Thursday, January 5, 2006

Comedy of Errors - Ernst is In

The Fox and his Wife without any strife,
They cut up the goose with a fork and a knife
But they burned themselves (oh, the fire was rife)
And the Fox cried out for the salve-o Salve-o, salve-o,
They burned themselves (oh, the fire was rife)
And the Fox cried out for the salve-o.

It seems to me that Shakespeare made it his constant challenge, whatever his material, to answer the question: How, realistically, could people act that way? Perhaps, like Gilbert’s mentor, I think Shakespeare’s early work with histories put him in a perfect position to figure out how those frequently flat characters found in historical accounts could be that way. And I think this follows long into his career. Because he so richly humanized and cleverly plotted his characters, his Overreacher play was richer than Tamburlaine, his pastoral romances were better than Greene’s, his “Jew” play was better than Marlowe’s; his humours plays were better than Jonson’s; his disguised duke play better than Marston’s; his revenge tragedy better than Kyd’s. (“Hey, Bill. That old Marlowe play about the Jew who invented the milkshake is playing across the street. Do you think you can give us something like that, but better?”)
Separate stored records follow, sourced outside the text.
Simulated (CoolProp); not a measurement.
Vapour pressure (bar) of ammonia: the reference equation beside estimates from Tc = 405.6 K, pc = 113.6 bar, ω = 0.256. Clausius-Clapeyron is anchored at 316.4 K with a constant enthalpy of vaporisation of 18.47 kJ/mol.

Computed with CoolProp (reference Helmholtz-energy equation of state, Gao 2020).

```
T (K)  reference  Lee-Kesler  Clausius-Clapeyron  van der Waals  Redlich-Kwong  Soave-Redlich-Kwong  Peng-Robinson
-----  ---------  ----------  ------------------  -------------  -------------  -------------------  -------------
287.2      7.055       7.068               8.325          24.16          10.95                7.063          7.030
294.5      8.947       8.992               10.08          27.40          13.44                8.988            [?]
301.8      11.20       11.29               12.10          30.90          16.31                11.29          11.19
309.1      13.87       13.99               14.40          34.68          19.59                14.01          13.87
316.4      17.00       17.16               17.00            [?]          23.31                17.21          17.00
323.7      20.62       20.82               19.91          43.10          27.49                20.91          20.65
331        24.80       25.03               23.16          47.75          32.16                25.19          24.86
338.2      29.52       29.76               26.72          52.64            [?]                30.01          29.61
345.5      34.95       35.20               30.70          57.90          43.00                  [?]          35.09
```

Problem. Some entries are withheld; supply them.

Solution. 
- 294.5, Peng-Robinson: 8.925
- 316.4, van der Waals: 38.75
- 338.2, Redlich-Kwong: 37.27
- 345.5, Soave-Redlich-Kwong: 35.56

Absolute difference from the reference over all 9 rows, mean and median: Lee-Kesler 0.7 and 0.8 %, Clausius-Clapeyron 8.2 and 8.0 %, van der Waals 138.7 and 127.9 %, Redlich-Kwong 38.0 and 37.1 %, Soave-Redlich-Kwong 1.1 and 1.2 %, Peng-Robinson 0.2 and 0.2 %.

Annals of English Drama suggests that Shakespeare was working on the Henry VI plays (and possibly an Edward IIII) in 1590-1 and assigns The Comedy of Errors to 1592. It also shows that there was a bit of a flurry of Roman plays including Maurice Kyffin’s translations of Terence’s Andria and his Eunuchus (1588) and William Warner’s translation of Menaechmi itself in 1592--all three for limited private performance. There were also Lyly, who was constantly choosing classical figures for his subjects, and a number of plays (some of them in Latin—at Oxford) involving figures such as Marius, Philotas, Antony, Mucedorus, Tasso, Octavia, Roxana, Seneca, Ulysses. So there were plenty of models about, and if Shakespeare didn’t first encounter Plautus and Terence through a Latin teacher’s looking for a little fun to enliven his classroom (or his own “little fun” when he—possibly--taught Latin himself—apocryphal), he had plenty of plays to consider “doing one of” or “improving on.”

It is my habit of mind to think of questions I would ask college students, the answering of which would open up their (and also, possibly, my) understanding and appreciation of the play under study. So here are some of the questions I would ask regarding the first two acts:

1.1.3ff: Contrast the feel of the Duke’s opening language to that of Theseus and Richard II.
  • Fewer of the dignified dark sounds and dramatic, well-chosen use of consonance and assonance than in the later plays.
1.1.31ff: What are the differences between Egeon and his wife?
  • She’s more of a doer; he’s more of a stoic. Hamlet and Horatio in the bud? Surely a sign of Shakespeare’s early concern with stoicism (think Kent)

1.2.1-8: Notice the balanced phrasing and assonance/consonance in these lines.

  • Give out…you are//very day…Syracus, etc., etc.

1.2.43-52: Notice the logic chain in this speech. How/why does the mixture of absurdity and the straightjacket of logic produce humor? How does this principle apply to the play (and comedy) as a whole?

  • Think of Feste and Falstaff, the masters of this form. Was Will Kemp in this play?

1.2.93: How would you stage such a beating today—without lessening the play or its comedy?

  • Good question.

2.1.15-25, 32-41, 85-115: In what ways are Adriana and Luciana different? Is either of them more like Egeon?, more like his wife? If you were to make one taller and blond (like Queen Elizabeth) and one shorter and dark—which would be which?

2.1.10-31: The back-and-forth one-liners here come, mostly, from Lyly (and from Roman comedy before that). It is a method called stichomythia. This form is also a kind of straightjacket into which sense is poured. How/why does humor come from this?

2.1.44-53: How many double-entendres can you find in these lines?

  • Six or so.

2.1.57-67: Why does Shakespeare choose to include this interchange in this scene and not have it acted on in the previous scene?

  • More fun in the telling, adds humor in form that balances the preceding scene, picks up and extends the stichomythia earlier in this scene. Etc.

2.2.24-34: To what extent is each Dromio an aspect of his master? Do the two equal a “whole man”? Who or what is your “Dromio?

  • I’ll never tell. My wife is in the room as I type.

2.2.35-39: Can you explain the dirty joke here?

  • I’m waiting . . .

2.2.51: List the double-entendres here.

  • --Etc.

2.2.109-45: “If we two be one . . .” Compare the man-servant and the man-wife relationship—at least as it is revealed in Adriana’s idealization of it.

  • Dunno. Which would I rather be—the servant, or the wife?

2.2.188-91: Ephesus is, indeed, a magical other world? Is it a pastoral world—a world into which characters go and changes happen to them?

  • The tetrameter in the second line reminds me of Bottom.

2.2.214: Would you decide to “go along,” or would you head off to the nearest bar?

  • Me, I’d go along—much as Bottom, one of my favorite characters, does in whatever that play is down the line.